Whelen describes the villages on the Caribbean coast, the inhabitants and their lifestyles, and the rivers that the soldiers explored and mapped. He also describes the large number of small and medium sized animals he shot with his .30-06 Springfield — which comprised most of the meat for the troop — what they tasted like when cooked, almost all quite delicious, even sloths.
After deciding to travel along the coast by dugout canoe, the heavily laden cayuca swamped.
“The men lost their packs, food and rifles. We were half mile out at sea. Fortunately, the wind pushed us ashore.”

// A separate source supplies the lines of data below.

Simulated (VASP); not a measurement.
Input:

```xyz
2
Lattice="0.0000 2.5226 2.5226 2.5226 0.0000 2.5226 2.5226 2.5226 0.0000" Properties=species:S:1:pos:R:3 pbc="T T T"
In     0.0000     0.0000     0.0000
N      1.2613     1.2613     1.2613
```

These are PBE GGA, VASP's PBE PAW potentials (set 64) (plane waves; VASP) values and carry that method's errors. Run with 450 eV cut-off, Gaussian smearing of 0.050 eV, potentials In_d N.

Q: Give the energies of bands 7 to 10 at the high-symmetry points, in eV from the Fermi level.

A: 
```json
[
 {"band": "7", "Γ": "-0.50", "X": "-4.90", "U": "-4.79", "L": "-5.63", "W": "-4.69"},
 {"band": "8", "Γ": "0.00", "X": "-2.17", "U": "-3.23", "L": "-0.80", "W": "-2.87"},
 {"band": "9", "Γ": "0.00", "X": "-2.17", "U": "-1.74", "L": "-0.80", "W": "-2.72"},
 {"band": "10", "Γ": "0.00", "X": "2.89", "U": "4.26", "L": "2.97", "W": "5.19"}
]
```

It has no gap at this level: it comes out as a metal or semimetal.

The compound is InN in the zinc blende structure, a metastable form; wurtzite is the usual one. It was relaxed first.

Whelen had kept his arm in the straps of his rifle and pack, saving both. Straggling into Colon disheveled and famished, they wrangled a private dining room in the Cristobal Hotel. And it was outside Colon that Whelen shot the crocodile mentioned at the top of this article. All told, the chapters on Whelen’s Panama adventures alone were worth the price of MR. RIFLEMAN.
Whelen’s strong drive and rigorous outdoors skills led to him rambling in the wilds for over 40 years. He valued ability with arms, strength, endurance, and the competence to rustle for oneself. And he had a standard:
“No man is competent unless he is able to stalk alone and armed through the wilderness.”
Your writer — an experienced hiker and camper — wonders if I could meet Colonel Whelen’s standard of competence. Surely some Frontier Partisans readers could, and perhaps do. From over 60 years ago, outdoorsman par excellence Townsend Whelen challenges the rest of us.